In mid-May 2002 soldiers and police officers in Kisangani, the third largest city in the Democratic Republic of Congo (DRC), mutinied against their commanding officers and the local authorities of the Congolese Rally for Democracy, Goma faction (RCD).1 The RCD depends on the military and political support of neighboring Rwanda to exercise control over some thirty to forty percent of eastern Congo. The mutineers took control of the radio station and called on the population to join them in hunting down and expelling "Rwandans," apparently meaning both citizens of Rwanda and Congolese of Rwandan origin. Mutineers and civilian crowds killed six persons who were or were thought to be Rwandan. 

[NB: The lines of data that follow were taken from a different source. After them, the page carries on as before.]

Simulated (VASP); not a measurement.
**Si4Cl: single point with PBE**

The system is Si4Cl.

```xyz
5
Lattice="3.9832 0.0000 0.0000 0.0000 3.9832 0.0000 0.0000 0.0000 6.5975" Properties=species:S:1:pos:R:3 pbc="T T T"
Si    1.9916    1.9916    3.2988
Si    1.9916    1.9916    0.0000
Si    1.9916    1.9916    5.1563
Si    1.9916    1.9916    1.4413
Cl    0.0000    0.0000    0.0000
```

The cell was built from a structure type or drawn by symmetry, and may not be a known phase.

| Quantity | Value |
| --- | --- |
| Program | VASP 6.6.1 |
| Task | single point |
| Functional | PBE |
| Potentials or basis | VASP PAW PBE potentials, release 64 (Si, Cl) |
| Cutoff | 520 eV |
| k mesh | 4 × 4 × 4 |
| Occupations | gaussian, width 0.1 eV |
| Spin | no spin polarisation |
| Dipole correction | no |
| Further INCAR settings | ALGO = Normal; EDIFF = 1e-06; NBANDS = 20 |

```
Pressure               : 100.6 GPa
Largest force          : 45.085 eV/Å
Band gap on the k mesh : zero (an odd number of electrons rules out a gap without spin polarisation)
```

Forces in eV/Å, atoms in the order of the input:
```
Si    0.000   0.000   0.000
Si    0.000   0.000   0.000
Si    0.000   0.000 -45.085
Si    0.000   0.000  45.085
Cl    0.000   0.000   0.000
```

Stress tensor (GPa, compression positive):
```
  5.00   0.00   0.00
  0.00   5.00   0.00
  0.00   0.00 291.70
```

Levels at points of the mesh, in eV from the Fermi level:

Loyalist RCD soldiers quickly put down the mutiny. After the arrival of reinforcements from Goma, RCD soldiers carried out indiscriminate killings of civilians, summary executions of military personnel and civilians, numerous rapes, beatings, and widespread looting. 

Almost immediately after the reinforcements and their commanders arrived from Goma, RCD soldiers entered the civilian neighborhood of Mangobo, killing dozens of civilians, committing numerous rapes, and systematically looting the neighborhood. At the same time, a large number of Congolese military and police personnel suspected of involvement in the mutiny were arrested, and most were summarily executed on the nights of May 14 and May 15 at the Tshopo bridge, their bodies thrown in the river. Many of those bodies, some horribly mutilated and put in weighted-down sacks, later resurfaced. Other killings and executions took place in additional locations, including an abandoned brewery, the Bangboka airport, and the military barracks at Camp Ketele.

Human Rights Watch research was able to establish the identities of the RCD officers implicated in these abuses, which amount to war crimes. According to the witnesses we interviewed, Bernard Biamungu, commander of the Fifth Brigade; Gabriel Amisi, also known as Tango Fort, the assistant chief of staff for logistics; and Laurent Nkunda, the commander of the Seventh Brigade, were among the RCD officers who arrived from Goma, to take charge of putting down the mutiny. These officers appear to have been on the scene of many of these crimes, in a position to know of them, and in some cases asserted below, directing or participating in them. Many other Kisangani-based RCD officers also played a direct role in the abuses documented in this report.

The United Nations Mission in the Democratic Republic of Congo (MONUC) had dozens of military observers and some one thousand troops to defend U.N. personnel in Kisangani at the time. Although the MONUC mandate authorized it to intervene "to protect civilians under imminent threat of physical violence," MONUC officers did not send their military observers on patrol to deter killings on the first day of RCD violence. The U.N. should review MONUC's actions during the Kisangani massacre. In particular, a U.N. inquiry should determine whether MONUC had the military means to carry out its protection mandate, and whether MONUC commanders believed they could count on the support of the troop-contributing nations when carrying out their mandate and risking the lives of MONUC personnel. On the second day, MONUC officers appealed for restraint, obtained the release of two detained priests, and protected seven other civilians.

In the course of research, Human Rights Watch documented the deaths of more than eighty persons in the mutiny and subsequent repression. The U.N. Special Rapporteur on extrajudicial, summary or arbitrary executions carried out an inquiry into these same events and estimated in a report presented to the U.N. Security Council by the High Commissioner for Human Rights on July 16 that RCD officers had been responsible for the deaths of more than 160 persons. Determining the final death toll will be possible only when families of victims, now fearful of authorities, have sufficient confidence to report all deaths.

In mid-July 2002 the U.N. Security Council demanded that the RCD bring perpetrators of the Kisangani massacre to justice. With the publication of this report, Human Rights Watch provides information to help make this possible by identifying the chain of command that links together those responsible for the Kisangani massacre.

Much of the information in this report is based on the testimony of one or more eyewitnesses to the crimes described. Human Rights Watch researchers interviewed these eyewitnesses privately and independently, without their knowledge of the testimony of other witnesses, and tried to verify the accuracy of their accounts with corroborating information whenever possible. For their safety, we have withheld their names and details necessary to protect their identities. Because of the severe security situation in Kisangani, Human Rights Watch was unable to include other eyewitness testimony because the identity of those witnesses could be easily ascertained, placing their lives at risk. These accounts, on file at Human Rights Watch, provide further corroboration of the interviews we did use in this report.

Several groups use or have used the name RCD. In this text, RCD always means the Goma faction of the RCD unless otherwise specified.